Flex-mex on trial in the Baltic region
The Baltic Sea is set to become a testing ground for novel mechanisms for reducing greenhouse gas emissions by 2003, according to the Swedish Government.
Energy and environment ministers from the five Nordic countries- Norway, Denmark, Sweden, Iceland and Finland – in tandem with Germany, Poland, Estonia, Latvia, Lithuania and Russia, are set to decide on plans for exchanging investments for emissions credits by the end of next year.
The recently-finalised Kyoto Protocol embraces flexible mechanisms for reducing emissions, including the trading of carbon credits. The Baltic scheme will see the Nordic countries and Germany setting up and contributing to an investment facility. The fund will be used to set up projects aimed at reducing emissions of greenhouse gases in Russia, Poland, Estonia, Latvia and Lithuania.
In return, the funding countries will be assigned credits for any reductions in carbon dioxide and other greenhouse gas emissions that come about as a result of the investments, thereby reducing the requirements for emission limits in their own countries.

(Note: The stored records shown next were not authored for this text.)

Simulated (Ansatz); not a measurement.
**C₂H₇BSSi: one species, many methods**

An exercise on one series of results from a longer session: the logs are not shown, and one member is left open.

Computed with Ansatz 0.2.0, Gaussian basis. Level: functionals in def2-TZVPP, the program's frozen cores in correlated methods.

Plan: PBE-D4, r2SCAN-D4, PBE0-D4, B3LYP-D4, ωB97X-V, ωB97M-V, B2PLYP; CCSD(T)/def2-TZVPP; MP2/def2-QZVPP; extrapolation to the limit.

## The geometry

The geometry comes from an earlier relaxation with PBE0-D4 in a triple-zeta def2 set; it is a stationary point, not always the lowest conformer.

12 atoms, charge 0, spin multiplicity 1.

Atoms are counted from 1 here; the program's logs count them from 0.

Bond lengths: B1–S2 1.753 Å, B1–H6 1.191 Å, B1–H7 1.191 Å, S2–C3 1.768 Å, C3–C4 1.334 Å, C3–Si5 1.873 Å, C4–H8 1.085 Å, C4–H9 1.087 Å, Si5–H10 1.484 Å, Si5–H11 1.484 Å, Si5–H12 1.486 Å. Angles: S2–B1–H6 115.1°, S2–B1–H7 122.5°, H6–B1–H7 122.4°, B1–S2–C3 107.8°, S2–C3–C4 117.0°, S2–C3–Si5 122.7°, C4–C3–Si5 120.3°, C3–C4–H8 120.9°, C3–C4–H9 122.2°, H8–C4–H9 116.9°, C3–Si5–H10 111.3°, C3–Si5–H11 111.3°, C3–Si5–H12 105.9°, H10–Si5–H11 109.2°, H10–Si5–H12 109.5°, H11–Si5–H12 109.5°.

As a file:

The World Bank already has a similar investment facility called the Prototype Carbon Fund (PCF). Several projects have been finalised and the first credits are due to be assigned to the countries and companies that have provided the funding. Commercial entities are also becoming involved in carbon credit systems – Senter, in The Netherlands, is offering a tender to countries interested in buying carbon credits through the joint implementation process, involving trade-offs with Eastern European countries.
“In the Baltic Sea region it will primarily be the funding countries themselves that invest in the facility,” said Cecilia Kellberg, at Sweden’s Ministry of Industry, Employment and Communications. “In the long term, companies could also invest in ‘joint implementation’ in order to meet future emission limitations.”